SCHOOLS across Merseyside and Cheshire racked up a £100m annual budget surplus, the Daily Post can reveal.
Schools were last night warned they face having money clawed back with figures showing £28.4m – more than a quarter of the 2007/8 surplus balances – was squirrelled away contrary to government guidelines.
The expectation is that, once things like timetabled building projects and capital costs are calculated, primary and special schools should have no more than 8% of their yearly budgets remaining – it is 5% for high schools.
Last night, union chiefs attacked schools choosing to hide away money for a rainy day, rather than spend it as intended on current projects.
Peter Glover, spokesman for the NUT Liverpool, called for councils to centrally control budgets to remove the temptation from the minority of “selfish heads” consistently sitting on money meant for their current crop of pupils.

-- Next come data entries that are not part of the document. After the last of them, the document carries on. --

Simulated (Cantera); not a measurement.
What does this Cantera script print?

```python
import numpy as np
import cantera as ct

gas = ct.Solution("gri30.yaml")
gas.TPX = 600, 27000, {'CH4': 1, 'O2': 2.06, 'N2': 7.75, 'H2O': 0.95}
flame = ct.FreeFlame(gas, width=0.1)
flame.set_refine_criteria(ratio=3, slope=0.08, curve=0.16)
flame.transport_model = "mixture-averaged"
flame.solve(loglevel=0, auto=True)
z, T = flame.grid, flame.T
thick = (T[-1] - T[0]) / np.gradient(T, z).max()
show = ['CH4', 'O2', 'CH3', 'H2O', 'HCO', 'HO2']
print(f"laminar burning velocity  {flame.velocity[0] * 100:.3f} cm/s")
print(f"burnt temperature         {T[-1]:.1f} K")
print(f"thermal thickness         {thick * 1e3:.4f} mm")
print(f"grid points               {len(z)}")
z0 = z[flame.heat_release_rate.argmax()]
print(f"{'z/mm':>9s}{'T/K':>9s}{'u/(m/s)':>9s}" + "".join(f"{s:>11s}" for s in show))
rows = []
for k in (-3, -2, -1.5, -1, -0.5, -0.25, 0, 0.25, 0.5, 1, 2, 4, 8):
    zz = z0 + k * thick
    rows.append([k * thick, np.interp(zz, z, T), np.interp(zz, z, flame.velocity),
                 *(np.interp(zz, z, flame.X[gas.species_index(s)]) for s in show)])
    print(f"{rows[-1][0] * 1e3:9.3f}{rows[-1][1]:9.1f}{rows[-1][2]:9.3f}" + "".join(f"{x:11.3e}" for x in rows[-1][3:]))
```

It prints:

Last night, council chiefs confirmed they will continue to claw back hoarded money and redistribute it back into education.
Cllr Peter Dowd, cabinet member for education for Sefton council, which is in the middle of a review of its schools’ balances, said: “For more than a decade, schools have maintained balances which are over and above other organisations in the public sector.”
And he dismissed suggestions by the Association for School and College Leaders that the credit crunch may be behind schools’ over-zealous prudence.